Toccata 'Von Himmel hoch' (1937) [4:02]
John IRELAND (1879-1962)

Elegiac Romance (1902/1958) [9:52]
Joseph KROMOLICKI (1882-1961)

Theme and Variations Op. 34 (1934) [12:54]
Oreste RAVANELLO (1871-1938)
Adorazione [9:18]
Guy ROPARTZ (1864-1955)

Introduction et Allegro Moderato (1917) [8:50]
Louis VIERNE (1870-1937)

Romance (Symphonie No. 4, Op. 32) (1914) [8:56]
Guy WEITZ (1883-1970)

Symphony No. 1 (1951) [19:13]
Jane Parker-Smith (organ)
rec. St Marien Basilika, Kevelaer, Germany, 24-27 January 2007. DDD
AVIE AV2144 [73:45]




This is an absolutely outstanding release from Avie and Jane Parker-Smith. I admire it for many reasons, perhaps the most important of which is Parker-Smith’s demonstrating so aptly that late romantic organ repertoire is so much more interesting and varied than most people think - even many professional organists, I have to say. One feels almost ashamed that so many of the compositions on the disc are so little known. Joseph Kromolicki’s highly virtuosic music for instance is fascinating; he was a Berlin-based Pole working primarily as a church musician in the first half of the 20th century. Writing very much in a lyrical late-romantic aesthetic this music is so much more engaging than Reger, I think!. The highly developed harmonic language and compositional techniques - the canon in the second variation, the ‘Aeolian Harp’ in the fourth, and the quadruple fugue in the last - keep the listener always on the edge of his, or her, seat. Listen also to Parker-Smith’s impassioned performance of the Ireland Elegiac Romance, and the lesser known and, oh so operatic, Adorazione by Italian Oreste Ravanello, appointed to the Basilica of St Marco in Venice at the age of just 17. Guy Weitz’s slightly conservative symphony, published in 1951, is based on Gregorian themes and is atmospheric and impressive. Weitz, the Belgian organist of the Church of the Immaculate Conception, Farm Street, in London, studied with Guilmant at the Schola Cantorum in Paris, and later taught his successor, the revered Nicholas Danby.

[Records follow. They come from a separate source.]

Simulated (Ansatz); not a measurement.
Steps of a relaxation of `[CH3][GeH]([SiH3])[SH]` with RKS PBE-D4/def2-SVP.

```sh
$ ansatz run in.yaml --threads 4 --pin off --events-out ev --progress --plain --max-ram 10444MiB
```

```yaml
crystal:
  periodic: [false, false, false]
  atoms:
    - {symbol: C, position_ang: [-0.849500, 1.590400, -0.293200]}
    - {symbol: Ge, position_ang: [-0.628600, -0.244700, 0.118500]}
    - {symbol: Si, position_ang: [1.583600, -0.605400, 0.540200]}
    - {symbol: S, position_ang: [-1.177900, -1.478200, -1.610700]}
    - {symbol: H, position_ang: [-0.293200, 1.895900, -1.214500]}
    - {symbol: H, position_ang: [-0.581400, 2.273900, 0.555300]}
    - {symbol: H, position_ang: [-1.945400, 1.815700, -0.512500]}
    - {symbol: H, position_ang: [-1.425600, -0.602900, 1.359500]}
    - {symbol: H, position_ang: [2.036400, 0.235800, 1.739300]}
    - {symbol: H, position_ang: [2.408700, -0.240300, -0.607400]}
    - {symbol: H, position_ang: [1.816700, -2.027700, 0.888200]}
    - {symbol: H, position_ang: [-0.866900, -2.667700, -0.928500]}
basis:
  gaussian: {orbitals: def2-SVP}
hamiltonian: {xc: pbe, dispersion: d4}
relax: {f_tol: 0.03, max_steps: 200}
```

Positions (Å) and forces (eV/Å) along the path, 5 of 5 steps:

The organ is the giant Seifert in the Marien Basilika in Kevelaer, completed in 1907 and, at a whopping 135 stops the largest organ in a Roman Catholic church in Germany. It suits all the music here well, mostly because of the large number of enclosed stops, and better than normal - by German late-romantic standards - reeds, including a new set of Tubas copied from the Cavaillé-Coll organ in the Sacré Coeur in Paris. The recording helps also. It’s daringly distant, and gives an admirable and all too rare sense of the organ being ‘up there on the wall’ instead of in your face. It wouldn’t surprise me if other reviewers criticise this, but I think it’s fantastic.

The booklet contains excellent programme notes by Martin Anderson and some gorgeous photography.

This deserves full marks for innovative programming, wonderful playing, a superb recording and excellent presentation.